When I started to use Google Wave (less than a week ago) I felt like I was using a glorified chat. But once we started the collaboration writing, it worked more like a face-to-face conversation than a cramped thread of aimless thoughts. What is shown below is an edited version so the real interaction went a bit more chaotically – the original colored thread looked like a piece of lego building rather than layered conversation we see here. But I believe we did generate a coherent piece of thought.
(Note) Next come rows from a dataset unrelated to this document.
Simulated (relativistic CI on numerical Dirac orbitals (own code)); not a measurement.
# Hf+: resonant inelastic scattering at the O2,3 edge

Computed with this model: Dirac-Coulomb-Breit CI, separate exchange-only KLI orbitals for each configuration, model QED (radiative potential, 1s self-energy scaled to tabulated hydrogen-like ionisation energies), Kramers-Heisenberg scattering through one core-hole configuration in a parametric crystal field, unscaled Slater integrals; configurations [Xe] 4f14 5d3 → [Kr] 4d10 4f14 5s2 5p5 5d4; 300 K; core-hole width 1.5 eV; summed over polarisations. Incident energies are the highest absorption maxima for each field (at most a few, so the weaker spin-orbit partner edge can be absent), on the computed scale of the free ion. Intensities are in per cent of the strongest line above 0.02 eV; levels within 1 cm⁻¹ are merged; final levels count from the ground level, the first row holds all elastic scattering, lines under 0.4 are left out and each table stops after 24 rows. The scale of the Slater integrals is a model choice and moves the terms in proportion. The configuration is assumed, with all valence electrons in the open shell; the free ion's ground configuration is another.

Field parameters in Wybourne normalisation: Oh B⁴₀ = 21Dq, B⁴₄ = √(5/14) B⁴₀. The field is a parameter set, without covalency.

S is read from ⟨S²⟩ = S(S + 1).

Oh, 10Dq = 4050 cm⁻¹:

So, is Wave an effective tool for collaboration? Yes. And probably not only for collaboration. We could express ourselves freely without getting derailed from the topic. And the result I believe is greater than the sum of our individual thoughts. Both of us found interesting and refreshing perspectives in each other. Of course, proper initiative (Lauren) and mutual respect made the process successful but what made Wave special was that it stayed in the background all the time, never interrupting the writing process. Google Wave might be a revolutionary tool but no matter how big its potential is, it is still a tool that helps us do what we want. It was an extremely useful, transparent helping hand. I am glad Google and its engineers understand this point well (as opposed to… let’s say MacroHard).

The transcript:

Conversation color-coded as follows:

  • Collaboration was not “required” as part of the assignment – Did you collaborate with anyone else on the team? Whether you did or not, why?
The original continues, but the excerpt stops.